The Sounds of...
Every environment has its typical background noise. Every country has its own language. Check-out the atmosphere in a number of selected sites in the Czech Republic and compare it to similar sites in countries where Radio Prague has media partners.
Religion in the Czech Republic
The Czech Republic is one of the most atheistic countries in the world. The number of believers has consistently been dropping and has halved in the course of the last two decades. Only a fifth of Czech citizens claim to belong to a faith. Only a tenth of believers go to church regularly, at least once a month. The Roman Catholic Church has the largest number of followers.
The majority of Swiss people are Christians, most of them Roman Catholics. A 2016 report showed that about 70% of Swiss visited a place of worship at most five times a year. The number of believers has dropped in the past few years. In October 2018, Arlesheim Cathedral community welcomed their new pastor Sylvester Ihuoma in a solemn mass. The cathedral was built in the 1680s and is known for its impressive late Baroque architecture.
Mass at the Shrine of Kateri Tekakwitha in Kahnawake ( Canada)
Kateri Tekakwitha (1656-1680), a Mohawk woman from Kahnawake, an Indigenous community near Montreal, was canonized by the Catholic Church in 2012. On October 21, 2018, a special mass was celebrated for the 6th anniversary of her canonization at the St. Francis Xavier Mission, in Kahnawake, which also houses her shrine. The choir sings in Mohawk and some of the prayers are also in that language.

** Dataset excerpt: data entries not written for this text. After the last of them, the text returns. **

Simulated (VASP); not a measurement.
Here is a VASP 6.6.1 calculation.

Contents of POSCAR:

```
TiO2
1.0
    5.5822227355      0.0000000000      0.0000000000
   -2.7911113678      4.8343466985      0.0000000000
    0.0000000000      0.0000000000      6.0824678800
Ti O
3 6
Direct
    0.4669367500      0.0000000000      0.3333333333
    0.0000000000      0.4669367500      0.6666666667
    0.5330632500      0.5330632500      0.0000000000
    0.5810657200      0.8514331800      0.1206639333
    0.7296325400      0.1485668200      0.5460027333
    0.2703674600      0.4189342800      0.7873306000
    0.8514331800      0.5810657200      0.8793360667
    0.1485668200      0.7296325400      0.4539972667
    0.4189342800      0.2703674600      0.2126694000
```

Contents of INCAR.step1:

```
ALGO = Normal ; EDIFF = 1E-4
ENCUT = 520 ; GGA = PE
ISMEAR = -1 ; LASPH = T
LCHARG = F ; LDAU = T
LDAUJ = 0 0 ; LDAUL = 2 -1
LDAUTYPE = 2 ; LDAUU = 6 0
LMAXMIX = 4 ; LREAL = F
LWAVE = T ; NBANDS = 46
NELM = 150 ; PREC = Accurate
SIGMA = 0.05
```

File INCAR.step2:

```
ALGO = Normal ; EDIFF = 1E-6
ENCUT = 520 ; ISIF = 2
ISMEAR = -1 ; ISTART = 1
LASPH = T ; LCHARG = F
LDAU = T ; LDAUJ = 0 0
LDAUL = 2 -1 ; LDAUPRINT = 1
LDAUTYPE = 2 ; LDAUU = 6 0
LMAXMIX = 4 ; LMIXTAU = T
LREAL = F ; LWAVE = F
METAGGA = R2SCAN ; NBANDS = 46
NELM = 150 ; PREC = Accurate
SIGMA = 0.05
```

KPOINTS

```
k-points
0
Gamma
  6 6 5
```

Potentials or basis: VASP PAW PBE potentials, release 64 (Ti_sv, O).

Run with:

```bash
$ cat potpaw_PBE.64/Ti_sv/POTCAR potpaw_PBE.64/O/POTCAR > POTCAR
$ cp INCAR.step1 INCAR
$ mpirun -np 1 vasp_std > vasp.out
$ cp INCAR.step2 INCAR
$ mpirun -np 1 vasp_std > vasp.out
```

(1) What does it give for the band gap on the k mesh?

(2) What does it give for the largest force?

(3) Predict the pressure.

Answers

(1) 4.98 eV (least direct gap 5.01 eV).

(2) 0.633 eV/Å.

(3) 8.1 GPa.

86.5% of the Romanians have declared themselves Orthodox Christians, in the latest census. What's the sound of an Orthodox mass in Romania, in a centuries-old monastery with World Heritage frescoes in the region of Bukovina, in a district church, in the Patriarchal Cathedral in Bucharest or in a small wooden church in Maramures County?
Sunday mass in Warsaw (Poland)
About 93 percent of Poles declare themselves to be Catholics. But even in Poland is the number of church service attendees falling. By 2016, the figure had dropped to 36.7 percent. Despite the fall, the Sunday mass remains for many Poles a very important part of life.